Emanuel Joins Winnowed Field to Replace Daley as Chicago Mayor

Rahm Emanuel, the former White House chief of staff to President Barack Obama, formally announced his plans to replace Chicago Mayor Richard M. Daley amid a narrowing field of candidates.

“Only the opportunity to help President Obama as his chief of staff could have pried me away from Chicago,” Emanuel, a former Illinois congressman, said today during an appearance in a public school gymnasium. “And only the opportunity to lead this city could have pried me away from the president’s side.”

Emanuel announced his candidacy for the Feb. 22 election a day before U.S. Representative Danny Davis and Illinois state Senator James Meeks, minister of one of Chicago’s largest churches, are scheduled to say they will also run.

Others who have already announced or have said they will do so soon include City Clerk Miguel del Valle, former Chicago school board president Gery Chico, and former U.S. Senator and New Zealand Ambassador Carol Moseley Braun.

Emanuel, 50, is the only white candidate, after Cook County Sheriff Tom Dart decided against running. Non-Hispanic whites constitute 32 percent of Chicago’s population.

Emanuel, whose congressional district comprised parts of the city’s north side and northwest suburbs before joining the Obama administration, is planning to start a television advertising campaign Nov. 15, said Ben LaBolt, a spokesman.

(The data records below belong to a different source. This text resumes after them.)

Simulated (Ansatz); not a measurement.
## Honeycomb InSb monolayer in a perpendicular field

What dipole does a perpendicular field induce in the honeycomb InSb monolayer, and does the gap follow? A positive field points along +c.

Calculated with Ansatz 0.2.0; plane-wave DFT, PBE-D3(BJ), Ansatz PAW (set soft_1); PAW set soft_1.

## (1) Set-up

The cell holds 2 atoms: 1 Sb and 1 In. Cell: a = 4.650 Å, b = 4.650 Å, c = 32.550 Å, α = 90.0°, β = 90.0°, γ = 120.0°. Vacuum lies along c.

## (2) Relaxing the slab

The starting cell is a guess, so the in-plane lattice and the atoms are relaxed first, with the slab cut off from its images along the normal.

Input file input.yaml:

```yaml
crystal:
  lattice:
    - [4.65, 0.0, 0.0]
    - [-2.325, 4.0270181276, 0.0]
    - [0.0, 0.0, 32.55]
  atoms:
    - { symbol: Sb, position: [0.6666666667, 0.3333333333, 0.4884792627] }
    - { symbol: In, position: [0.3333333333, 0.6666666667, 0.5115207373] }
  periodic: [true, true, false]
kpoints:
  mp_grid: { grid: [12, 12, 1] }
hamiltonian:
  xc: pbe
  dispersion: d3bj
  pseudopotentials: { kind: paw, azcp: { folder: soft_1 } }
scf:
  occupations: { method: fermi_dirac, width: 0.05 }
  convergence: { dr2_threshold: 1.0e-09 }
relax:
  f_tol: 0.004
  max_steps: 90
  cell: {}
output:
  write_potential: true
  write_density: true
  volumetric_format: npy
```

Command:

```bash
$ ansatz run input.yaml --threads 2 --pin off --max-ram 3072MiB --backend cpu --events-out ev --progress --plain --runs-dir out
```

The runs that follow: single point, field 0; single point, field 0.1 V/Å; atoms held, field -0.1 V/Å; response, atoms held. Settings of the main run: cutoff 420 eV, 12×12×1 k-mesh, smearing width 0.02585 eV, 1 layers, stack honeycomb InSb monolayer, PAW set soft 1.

He has begun lining up support from corporate leaders. A Nov. 15 fundraiser for him will be co-hosted by Glenn Tilton, United Continental Holdings Inc. chairman, and Miles White, CEO of Abbott Laboratories, among others.

Rival Campaign

Braun has the support of John Rogers Jr., the chairman of Chicago-based Ariel Investments LLC and an early Obama fundraiser.

Daley said Sept. 7 that he wouldn’t seek re-election to a seventh term. The contest to replace the leader of the third- largest U.S. city based on population comes at a time when Chicago faces an estimated $654.7 million deficit. The city had a 10.6 percent unemployment rate in September.

Standard & Poor’s on Nov. 5 said it downgraded the city’s credit rating one step to A+, the fifth-highest investment grade, partly because of the Daley administration’s “heavy reliance on nonrecurring revenues to bridge its 2011 budget gap, including the use of most of its remaining reserves from the sale of its parking meters.”

Emanuel referred to those actions in his announcement speech. “We cannot keep putting off hard choices and hoping things will get better, while drawing down each year on rapidly diminishing reserves,” he said. “We must face the fact that Chicago has a structural deficit and that strong measures are required to change the unsustainable course we are on.”

Daley Era Ending

Chicago has been led by the current Daley or his father, the late Richard J. Daley, for almost 43 of the past 55 years.

Public records show Emanuel earned at least $17 million in three years as an investment banker after leaving the presidential administration of Bill Clinton in 1998. He served Clinton as political director and a senior adviser.

Nov. 22 is the last day to file nomination papers for the election. If no mayoral candidate gets more than 50 percent, there will be an April 5 runoff for the top two vote-getters.